Can you clarify why you would like to create three english-language sites with separate audiences (is it a localized service, for example)? Is there overlap between the three audiences (SEO is more important) or is the Australian site completely useless to UK users?
Can you confirm that all your content is in English?
[added later] I realize in re-reading the question that all the sites under consideration are in English. I'll leave my original answer in case it helps someone else.
You are much better off having local domain names if possible.
There are multitude of ways to indicate which country you're in, but the domain name is a clear and universally recognizable way to say to search engines where you are.
As noted in the comments, it's impossible to prove these kinds of statements. However this is a no-risk plan: if it doesn't make a difference you lose nothing, if it does, you win or lose big.
If you have the choice, do it. It's trivially easy to setup using .htaccess and makes managing the site much easier.
[original answer] I manage a large site in three languages. We set it up as /en, /es, etc. after the domain name and I sincerely regret it.
There are several issues, but the main problem we ran into is managing Page Rank flow and the home page.
If you have a site in three languages, the home page is in which?
Do you make it a combination of all three languages, or do you pick one?
Normally a good home page would have lots of links to different parts of the site, and a fair amount of relevant text.
In a multi-language environment, do you include all the links and text in all the languages? If not, your site will be less effective in SEO. If yes, it's a mess for users.
The question boils down to Page Rank flow. In a regular single-language site, you want the home page to get the juice from the other pages.
In a multi-language site, that is no longer clear. You want a Spanish user to end up on the Spanish homepage in as few clicks as possible. Automatic redirection can be penalized.
We wanted the French site to appear first in French search results, so that users don't have to click through a language selection page. Our experience is that it is necessary to optimize for each language independently.

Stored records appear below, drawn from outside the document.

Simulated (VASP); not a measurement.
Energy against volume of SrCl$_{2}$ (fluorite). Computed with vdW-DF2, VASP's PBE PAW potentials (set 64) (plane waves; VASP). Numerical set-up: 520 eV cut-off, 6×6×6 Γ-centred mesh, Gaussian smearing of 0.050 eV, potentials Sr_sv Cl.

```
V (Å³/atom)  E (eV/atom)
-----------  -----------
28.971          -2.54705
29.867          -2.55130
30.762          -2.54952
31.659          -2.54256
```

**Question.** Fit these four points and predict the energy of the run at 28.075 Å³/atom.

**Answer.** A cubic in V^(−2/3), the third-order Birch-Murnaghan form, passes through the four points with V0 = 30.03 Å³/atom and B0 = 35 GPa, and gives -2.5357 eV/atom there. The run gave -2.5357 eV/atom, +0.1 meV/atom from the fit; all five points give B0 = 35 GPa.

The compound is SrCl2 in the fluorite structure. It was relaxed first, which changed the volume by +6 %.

Having multiple languages behind a single domain name made it much more complicated to say to Google: this is our French site, in French, this is our Spanish site in Spanish, etc. It's mainly a question of Google knowing what language each page is in. Which language specification do you include in the home page header?
Also, it's true that you are slightly penalized for deep folder hierarchies (that being a hallmark of old blackhat SEO).
By using separate domains, you can cleanly and easily optimize each site with good Page Rank flow. If you do use a single domain, the best option we found is just to sacrifice the home page and push the Page Rank to /fr, /es etc.